Shame and Motivation
I was speaking with a friend recently about a certain habit she has that she doesn't really want to stop engaging in, but feels like she should for several reasons, first and foremost because it causes her a great deal of physical pain.
I shared with her that I too used to engage in this activity, and had a hard time shaking it. After discussing the tips and tricks I used to stop the behavior, we hit upon the reason that I feel is central to why it was so hard for me to stop: shame. It was something that I knew I shouldn't do because I believed that other people would think badly of me. It was a secret, and having a secret no matter how big or small, is powerful. Doing something I know would be frowned upon or judged? It is the most powerful lure; so powerful, very often, I don't even make a game of wanting to resist. I rush boldly into its dark murky depths, reveling in the badness of my behavior.
The rush of shame mixed with the satisfaction the activity provides is a cocktail that I take straight up as often as I can, until I become so self-destructive that I have to look at the cost-benefit ratio to determine if it is really time to stop. Truthfully, by the time I am looking at a cost-benefit ratio, it is long passed the time where I should have stopped and right around the time that my behavior is about to cost me permanently.
If I want to get rid of any behavior, any activity that I participate in that I feel badly about, I have to change my feelings around that behavior.* In essence, it is not the behavior itself that is pulling me, but my feelings around it.
This is the essence of embracing my sludge, my filth, my grime. It is all good, but I tend to judge myself and others for it, when the behavior is really a natural part of my life. Short of harming myself or another, there is no good and bad, just things people do.** The sooner I can release my intense feelings around my behaviors, the less power those behaviors have over me.

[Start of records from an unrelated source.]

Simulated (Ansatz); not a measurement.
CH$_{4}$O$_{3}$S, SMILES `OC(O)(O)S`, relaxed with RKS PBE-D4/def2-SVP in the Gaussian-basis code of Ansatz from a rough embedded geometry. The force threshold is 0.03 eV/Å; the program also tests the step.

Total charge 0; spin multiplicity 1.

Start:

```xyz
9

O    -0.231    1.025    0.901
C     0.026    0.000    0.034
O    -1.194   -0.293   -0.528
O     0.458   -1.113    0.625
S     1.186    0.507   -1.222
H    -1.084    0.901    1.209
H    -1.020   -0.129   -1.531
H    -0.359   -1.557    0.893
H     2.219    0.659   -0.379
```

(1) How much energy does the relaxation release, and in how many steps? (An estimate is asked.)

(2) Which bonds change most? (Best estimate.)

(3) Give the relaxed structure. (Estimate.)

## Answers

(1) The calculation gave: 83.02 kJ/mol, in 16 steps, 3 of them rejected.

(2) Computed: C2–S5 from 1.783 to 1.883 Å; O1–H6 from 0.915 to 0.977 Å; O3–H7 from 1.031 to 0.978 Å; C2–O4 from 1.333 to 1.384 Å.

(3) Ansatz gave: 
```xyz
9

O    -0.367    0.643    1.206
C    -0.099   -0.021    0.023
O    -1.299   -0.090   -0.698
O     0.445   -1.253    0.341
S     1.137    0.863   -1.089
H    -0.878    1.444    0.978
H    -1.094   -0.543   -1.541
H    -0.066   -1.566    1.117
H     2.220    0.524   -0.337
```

For many years, I struggled with sugar. I would binge, then quit, then binge, then quit, my blood sugar and anxiety going up and down with where I was in my "cycle of sick and shaky" (literally sick to my stomach from binge eating sugar or shaky in a sugar crash). It wasn't until I stopped viewing sugar as bad, and my desire for it as evil that I could actually go through life treating it like it was just another thing. Now, sugar is a thing I eat only when I want it, and only until I don't want anymore. In fact, I can very often be heard at work, proclaiming proudly, "I am eating cake, everyone!!" It is all part of coming out of the sugar closet. I have embraced it, brought it out into the light, and now, it really doesn't control me.
Is there anything in your life that you keep in the closet? Anything that you feel shame around that keeps you chained to it? Reconsider your feelings toward the behavior, and your feelings about yourself regarding that behavior. Love yourself because of that behavior, not in spite of it. The sooner you stop seeing any of your traits as flaws, the sooner you stop seeing your behavior as bad, the sooner you will know freedom.
*This statement does not apply to physical addiction, which is a whole other issue which I do not have the chops to comment or advise on.
**This phrase is taken from The Grapes of Wrath by John Steinbeck.
Wondering what that "habit" was at the beginning of this post? That is the power of shame, the power of a secret. It is seductive and exciting and often, quite destructive. The habit of which I speak happens to be a pretty boring, typical habit that would disappoint you if I disclosed it. Which is the power of disclosure. It frees you from the anxiety around it. Lesson learned?